The Sushiswap protocol community recently announced how they would distribute the two-thirds of liquidity provider (LP) rewards locked for six months. The LP locked reward period began in the third quarter of 2020 and ended in March this year. The community has a Merkle distributor who will issue the $SUSHI rewards after users claim their gains on the Sushiswap UI.
The distribution technique, gotten from the Synthetix protocol, will involve a weekly release of earnings for the next six months. According to the protocol, LPs will receive payments every Friday, and the amount determined through its GitHub website. Additionally, users who do not claim their rewards weekly will have their profits added onto the following week, limiting the amount of gas fees.
Liquidity Provider Staking Rewards
Sushiswap also stated that they would pay gas fees for LPs whose earnings fall below 100 $SUSHI by giving them one of the tokens every month for free. Furthermore, the Sushiswap community announced that protocols that hit profits over $100K would not get their tokens directly. Instead, the tokens’ allocation will befall underlying Liquidity Providers.
Last year, the protocol brought down block rewards from 1,000 to 100 $SUSHI, impacting it enough for Uniswap to surpass its TVL. Sushiswap’s total value locked at the time dropped from a massive $1.4 billion to $800 million. However, the token made an impressive comeback and currently has a TVL just above the $4B mark.
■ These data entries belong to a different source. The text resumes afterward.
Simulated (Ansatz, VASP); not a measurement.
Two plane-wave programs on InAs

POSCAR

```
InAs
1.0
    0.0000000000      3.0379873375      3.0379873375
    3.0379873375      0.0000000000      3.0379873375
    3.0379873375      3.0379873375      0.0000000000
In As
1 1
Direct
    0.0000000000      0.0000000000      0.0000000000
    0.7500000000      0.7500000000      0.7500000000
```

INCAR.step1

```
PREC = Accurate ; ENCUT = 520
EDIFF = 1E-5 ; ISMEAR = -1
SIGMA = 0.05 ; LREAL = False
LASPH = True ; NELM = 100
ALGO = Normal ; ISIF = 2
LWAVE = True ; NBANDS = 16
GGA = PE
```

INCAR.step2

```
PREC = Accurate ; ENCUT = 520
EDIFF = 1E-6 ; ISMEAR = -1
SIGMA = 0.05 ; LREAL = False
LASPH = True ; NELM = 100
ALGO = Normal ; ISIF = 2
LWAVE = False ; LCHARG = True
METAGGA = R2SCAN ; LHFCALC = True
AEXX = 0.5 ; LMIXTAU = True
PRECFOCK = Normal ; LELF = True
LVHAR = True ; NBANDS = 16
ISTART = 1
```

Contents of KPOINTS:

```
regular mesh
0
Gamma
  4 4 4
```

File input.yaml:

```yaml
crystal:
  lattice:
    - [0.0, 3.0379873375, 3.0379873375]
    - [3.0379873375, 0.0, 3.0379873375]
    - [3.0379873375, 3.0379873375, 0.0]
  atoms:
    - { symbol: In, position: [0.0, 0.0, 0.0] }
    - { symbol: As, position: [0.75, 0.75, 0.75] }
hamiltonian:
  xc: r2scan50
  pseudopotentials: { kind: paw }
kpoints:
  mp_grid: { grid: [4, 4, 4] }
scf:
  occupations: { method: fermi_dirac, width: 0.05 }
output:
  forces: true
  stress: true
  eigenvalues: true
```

The protocol’s partnership with Yearn Finance in yield farming has also created a stir in the financial market, as the top-most yielding pool in the ecosystem is WETH-yveCRV-DAO. The CRV pool generates an annual yield of approximately a whopping 329%. It is an offer that many liquidity providers would not pass by as the profits are massive.
DeFi Protocols’ Growth
According to crypto analysts, the DeFi space is growing, but there are several mountains to climb to shape up on the global financial scale. A Chainalysis blog shows DeFi protocols hold over $26 billion within their networks. However, before the framework is mounted on the economic scene, financial watchdogs ought to put up laws to govern the use of DeFi systems.
Moreover, analysts are saying DeFi systems should find a way to function independently and away from the Ethereum network, which is clouded by depressing gas fees, majorly cutting down profits. The ETH network’s unscalable property has massively hurt the DeFi space, like rendering protocols vulnerable to attacks such as re-entrancy. DeFi still cannot handle the rising demand on the market currently, and the reliance on one ETH network is doing more harm than good.